A tiny hardware-accelerated pixel frame buffer. 🦀

But why?

Rapidly prototype a simple 2D game, pixel-based animations, software renderers, or an emulator for your favorite platform. Then add shaders to simulate a CRT or just to spice it up with some nice VFX.

pixels is more than just a library to push pixels to a screen, but less than a full framework. You're in charge of managing a window environment, event loop, and input handling.

Features

  • Built on modern graphics APIs powered by wgpu: DirectX 12, Vulkan, Metal. OpenGL support is a work in progress.
  • Use your own custom shaders for special effects. (WIP)
  • Hardware accelerated scaling on perfect pixel boundaries.
  • Supports non-square pixel aspect ratios. (WIP)

Examples

Troubleshooting

The most common issue is having an outdated graphics driver installed on the host machine. pixels requests a low power (aka integrated) GPU by default. If the examples are not working for any reason, you may try setting the PIXELS_HIGH_PERF environment variable (the value does not matter, e.g. PIXELS_HIGH_PERF=1 is fine) to see if that addresses the issue on your host machine.

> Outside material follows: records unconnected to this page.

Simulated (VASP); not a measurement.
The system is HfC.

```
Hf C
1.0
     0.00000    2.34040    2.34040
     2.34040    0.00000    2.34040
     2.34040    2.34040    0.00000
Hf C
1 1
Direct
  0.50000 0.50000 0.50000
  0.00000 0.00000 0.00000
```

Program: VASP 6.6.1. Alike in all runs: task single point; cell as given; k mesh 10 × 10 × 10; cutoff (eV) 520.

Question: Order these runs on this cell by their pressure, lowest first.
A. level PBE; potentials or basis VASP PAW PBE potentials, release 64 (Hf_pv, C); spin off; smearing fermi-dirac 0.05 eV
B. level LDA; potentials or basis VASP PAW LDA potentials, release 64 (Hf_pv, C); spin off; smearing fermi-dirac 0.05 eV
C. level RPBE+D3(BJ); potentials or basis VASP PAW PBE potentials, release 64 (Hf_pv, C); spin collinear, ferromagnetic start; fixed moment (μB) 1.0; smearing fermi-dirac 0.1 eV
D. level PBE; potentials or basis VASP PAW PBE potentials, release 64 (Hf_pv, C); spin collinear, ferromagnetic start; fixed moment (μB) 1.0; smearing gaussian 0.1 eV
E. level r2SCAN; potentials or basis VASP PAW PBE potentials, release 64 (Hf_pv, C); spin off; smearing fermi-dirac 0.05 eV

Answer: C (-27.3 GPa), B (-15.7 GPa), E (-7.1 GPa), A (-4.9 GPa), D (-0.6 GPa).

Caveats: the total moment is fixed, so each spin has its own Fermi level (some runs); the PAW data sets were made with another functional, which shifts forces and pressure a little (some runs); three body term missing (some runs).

You should also try to keep your graphics drivers up-to-date, especially if you have an old Intel integrated GPU. Keep in mind that some drivers and GPUs are EOL and will not be supported.

Logging

You may want to use the RUST_LOG environment variable (see env_logger for full documentation) to gain additional insight while troubleshooting the examples. RUST_LOG=trace will spew all logs to stderr on debug builds:

$ RUST_LOG=trace cargo run --package minimal-winit

And also on release builds when default features are disabled:

$ RUST_LOG=trace cargo run --release --manifest-path examples/minimal-winit/Cargo.toml --no-default-features

Alternatively, nightly Cargo allows using the --no-default-features flag directly from the top-level directory in combination with the unstable -Zpackage-features flag:

$ RUST_LOG=trace cargo run --release --package minimal-winit -Zpackage-features --no-default-features

Comparison with minifb

The minifb crate shares some similarities with pixels; it also allows rapid prototyping of 2D games and emulators. But it requires the use of its own window/GUI management, event loop, and input handling. One of the disadvantages with the minifb approach is the lack of hardware acceleration (except on macOS, which uses Metal but is not configurable). An advantage is that it relies on fewer dependencies.